Over the last decade, the top levels of motorcycle racing, both on- and off-road, have revealed that performance isn't just a function of power and weight; it's a function of control, of HOW that power is delivered. Both formats took a weight penalty to move from 2 strokes to 4 strokes, and while we can argue over politics, lap times dropped when they did. And now in MotoGP, we are seeing major advantages from engine management that not only smooths the torque curve but smooths the gaps created when the vehicle up- and down-shifts.

The same problems that Honda has spent millions on in motoGP, lumpy torque output and gaps between shifts, electric solves naturally (and for slightly less than the cost of a GP bike). THAT is why Alta went electric, the promise of superior control, balance, and traction.  Electric motors have come a long way from Nikola Tesla’s laboratory in 1888, occupying everything from your smartphone to your washing machine to that Tesla Model S in the driveway. Ignoring the question of energy storage for a moment (i.e. battery vs fuel), an electric motor is vastly more powerful than a combustion motor of equal size. It also delivers that power differently, so the ways we think about and measure vehicle performance are inadequate in articulating that difference. 
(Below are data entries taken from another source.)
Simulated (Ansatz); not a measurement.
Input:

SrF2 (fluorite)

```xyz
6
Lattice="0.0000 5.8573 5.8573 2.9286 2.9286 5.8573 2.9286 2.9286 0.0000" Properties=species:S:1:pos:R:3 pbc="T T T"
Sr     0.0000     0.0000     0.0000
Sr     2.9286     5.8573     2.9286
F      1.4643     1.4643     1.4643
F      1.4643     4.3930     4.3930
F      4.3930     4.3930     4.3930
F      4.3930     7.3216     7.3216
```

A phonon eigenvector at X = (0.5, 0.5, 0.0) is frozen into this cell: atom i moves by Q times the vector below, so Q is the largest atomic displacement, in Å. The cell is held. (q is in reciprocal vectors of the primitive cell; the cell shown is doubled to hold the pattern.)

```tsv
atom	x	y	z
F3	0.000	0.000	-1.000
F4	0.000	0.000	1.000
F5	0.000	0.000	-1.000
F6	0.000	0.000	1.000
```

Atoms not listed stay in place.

The bench-racer’s old standbys of power and weight don’t do a good job of telling the story of electric vs electric, let alone gas vs electric. Additionally, a collusion of English majors in marketing departments and editing rooms have conflated peak torque vs. delivered torque by repeatedly describing electrics as having “100% torque off the line.” 100% of what? If it’s the same torque as a Vitamix, I’m unimpressed. So for those of you that don’t have the luxury of being able to test ride the upcoming swathe of electric options, we wanted to deconstruct the mechanics of fast.

For this comparison, we’re taking a simplified look at a 40hp 250cc single cylinder four-stroke gas motor, the kind you’d find on a modern Lites motocrosser, and some equivalent 40hp electric motors. Read on as we break it down.


1.     Typical ICE (Internal Combustion Engine) Torque Curve

With an internal combustion engine (ICE), available torque depends on where you are in the rev range, and the usable rev range is limited. 60% throttle at 4000rpm delivers a different amount of torque than 60% throttle at 8000rpm. And below 1,000 rpm it stalls out and dies.


2. Available Torque of an Electric Motor vs. ICE motor

 With an electric motor, you have 100% of peak torque available at any point in the rev range. “Available” isn’t the same as “delivered” – we hear a lot of folks worried about light-switch torque delivery. What this really means is that a given amount of throttle input will always give you a consistent response, and you don’t have to “hunt” for the torque.


3. Torque at rear wheel for ICE

Torque at the crank doesn’t tell the whole story. Torque at the rear wheel is what accelerates a bike and is the curve you really want to see to understand what is fast. In response to the limited usable rev range of a gas motor, the industry developed selectable transmissions to make more rear wheel torque available at low speeds, and to increase the top speed of the vehicle. You get a layup of curves like this, where a line drawn from crest to crest to crest shows the peak 40 hp, and as a rider you are constantly shifting and slipping clutch to keep the bike up there.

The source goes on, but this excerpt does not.